Physics

Fun with Physics: The woman leading the hunt for nature's most elusive particles

Janet Conrad received the 2001 Maria Goeppert-Mayer Award for outstanding contribution to physics by a young woman. In this New Yorker story, K. C. Cole describes the lengths to which experimental physicists must go in order to detect and study the properties of neutrinos, which barely interact with any other matter.

The Measure of All Things: The Seven-Year Odyssey and Hidden Error That Transformed the World

In 1792, the French Academy of Sciences appointed two respected scientists to survey a north-south meridian from Dunkirk to Barcelona, for the purpose of determining the size (and shape) of the earth. Why is this important? Because it would establish an international basis for the meter, foundation of the metric system.

Relativity and the Global Positioning System

An ideal companion to "The Universe in a Nutshell" is this article by Neil Ashby, a Professor of Physics at University of Colorado - Boulder. Hand- held GPS devices have become standard equipment for boaters, hikers, and technology junkies. It is now taken for granted that one's position on the earth can be obtained within a few seconds, accurately, and free.

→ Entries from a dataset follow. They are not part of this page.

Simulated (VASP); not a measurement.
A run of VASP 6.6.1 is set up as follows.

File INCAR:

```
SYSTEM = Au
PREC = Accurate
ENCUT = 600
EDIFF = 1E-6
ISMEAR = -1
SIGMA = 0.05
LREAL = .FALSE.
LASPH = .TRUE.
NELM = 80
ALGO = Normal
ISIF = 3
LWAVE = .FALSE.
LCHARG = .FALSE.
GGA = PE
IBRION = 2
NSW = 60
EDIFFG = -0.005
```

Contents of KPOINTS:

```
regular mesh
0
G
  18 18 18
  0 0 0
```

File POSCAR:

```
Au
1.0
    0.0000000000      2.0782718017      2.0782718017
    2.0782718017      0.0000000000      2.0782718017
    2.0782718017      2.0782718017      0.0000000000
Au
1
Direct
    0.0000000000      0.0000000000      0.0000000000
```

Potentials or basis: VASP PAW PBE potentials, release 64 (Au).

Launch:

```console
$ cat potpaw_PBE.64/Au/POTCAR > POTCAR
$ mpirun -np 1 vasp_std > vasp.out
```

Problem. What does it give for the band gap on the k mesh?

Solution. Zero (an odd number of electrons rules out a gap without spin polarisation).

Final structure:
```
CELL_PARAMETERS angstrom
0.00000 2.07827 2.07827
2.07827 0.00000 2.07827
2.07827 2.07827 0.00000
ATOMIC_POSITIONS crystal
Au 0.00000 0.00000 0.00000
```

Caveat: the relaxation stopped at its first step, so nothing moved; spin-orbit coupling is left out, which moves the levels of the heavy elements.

Vacuum Bazookas, Electric Rainbow Jelly, and 27 Other Saturday Science Projects

Those of us who were fans of the old "Amateur Scientist" column of Scientific American will enjoy this collection of projects that look to be fun to build and to play with. These are all things that the author has invented or adapted for a Saturday Science Club for kids near his home in Guildford, UK.

Nine Crazy Ideas in Science: A Few of Them Might Even be True

One of the goals of a course I teach in our Honors College is to provide non-science majors with the tools they need to differentiate authentic science from material that has merely been provided a "scientific" dressing. Physicist Robert Ehrlich has provided nine case studies that are ideal for this purpose. Do more guns in the hands of citizens decrease crime? Is AIDS really caused by HIV?

The Shaken-Soda Syndrome

Try this! Take two identical cans of soda (or some other beverage). Roll then down a slight incline to confirm that they roll at about the same speed. What do you think will happen if you shake up one can and roll them again? Make a prediction. Then try it. Have your students do it. Develop hypotheses and test them. This is a terrific experiment that anyone can do.